[MD Simulation Error] Fatal PME Rank Issue: Particles Moving Out of Domain Decomposition Cell

GROMACS version: VERSION 2023.3-plumed_2.9.0

I am running a GROMACS simulation of 7.5millions all-atoms using gmx mdrun (version 2023.3-plumed_2.9.0) with MPI parallelization (40 ranks), and I encountered the following fatal error:
2025-03-02T23:00:00Z

Program:     gmx mdrun, version 2023.3-plumed_2.9.0
Program:     gmx mdrun, version 2023.3-plumed_2.9.0
Source file: src/gromacs/ewald/pme_redistribute.cpp (line 305)
Source file: src/gromacs/ewald/pme_redistribute.cpp (line 305)
MPI rank:    18 (out of 40)
MPI rank:    38 (out of 40)
Fatal error:
Fatal error:
5 particles communicated to PME rank 38 are more than 2/3 times the cut-off
3 particles communicated to PME rank 18 are more than 2/3 times the cut-off
out of the domain decomposition cell of their charge group in dimension y.
out of the domain decomposition cell of their charge group in dimension y.
This usually means that your system is not well equilibrated.
This usually means that your system is not well equilibrated.
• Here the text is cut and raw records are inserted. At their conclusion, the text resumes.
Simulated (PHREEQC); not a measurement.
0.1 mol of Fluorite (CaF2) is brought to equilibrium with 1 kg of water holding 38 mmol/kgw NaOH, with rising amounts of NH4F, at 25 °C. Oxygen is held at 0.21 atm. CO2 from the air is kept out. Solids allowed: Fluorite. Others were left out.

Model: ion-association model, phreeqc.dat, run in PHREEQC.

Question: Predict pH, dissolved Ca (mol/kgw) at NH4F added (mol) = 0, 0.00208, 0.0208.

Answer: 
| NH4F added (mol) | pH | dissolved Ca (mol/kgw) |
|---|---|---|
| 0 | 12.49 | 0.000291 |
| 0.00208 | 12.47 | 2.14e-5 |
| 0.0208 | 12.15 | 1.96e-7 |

Though the system is well equilibrated and working fine with low rank MPI.
My mdp file:

integrator              = md
dt                      = 0.002
nsteps                  = 250000000
nstxout                 = 0
nstxout-compressed      = 50000 
nstvout                 = 0
nstfout                 = 0
nstcalcenergy           = 1000
nstenergy               = 50000
nstlog                  = 50000
;
cutoff-scheme           = Verlet
nstlist                 = 20
rlist                   = 1.2
coulombtype             = pme
rcoulomb                = 1.2
vdwtype                 = Cut-off
vdw-modifier            = Force-switch
rvdw_switch             = 1.0
rvdw                    = 1.2
;
tcoupl                  = v-rescale
tc_grps                 = LIPIDS SOLVENTS
tau_t                   = 0.1 0.1
ref_t                   = 310 310
;
pcoupl                  = Parrinello-Rahman
pcoupltype              = isotropic
tau_p                   = 5.0
compressibility         = 4.5e-5
ref_p                   = 1.0
;
constraints             = h-bonds
constraint_algorithm    = LINCS
continuation            = no
lincs-order		= 4
lincs-iter		= 1
;
gen-vel 		= yes
gen-seed 		= 234353
gen-temp 		= 310
;
nstcomm                 = 100
comm_mode               = linear
comm_grps               = System
;
refcoord_scaling        = com
; Pull parameters
pull 			= no

Also my run slurm script is:

#SBATCH --nodes=10
#SBATCH --ntasks-per-node=4   # 4 MPI tasks per node (one per GPU)
#SBATCH --cpus-per-task=6     # 6 OpenMP threads per MPI task
#SBATCH --gres=gpu:4          # Request 4 GPUs per node

mpirun --bind-to none -np 40 gmx_mpi mdrun -deffnm production -dlb yes -ntomp 6 -npme auto -nb gpu -pin on  -v

To address this, I have tried the following steps:

  1. Energy minimization was performed successfully.
  2. Extended NVT and NPT equilibration, but the issue still persists.
  3. Adjusted PME ranks (-npme auto and manual settings) without success.

Given these observations, could you suggest additional ways to troubleshoot or optimize my domain decomposition settings, PME parameters, or simulation stability? Are there any specific .mdp settings or MPI decomposition strategies that could help mitigate this issue?

Any insights would be greatly appreciated! Thank you.

I suggest first checking whether a non-PLUMED build using a more recent GROMACS 2024.5 runs without issues.

I tried it with newer version and without plumed but it is giving the same error. but If I decrease the rank It is working without throwing any errors.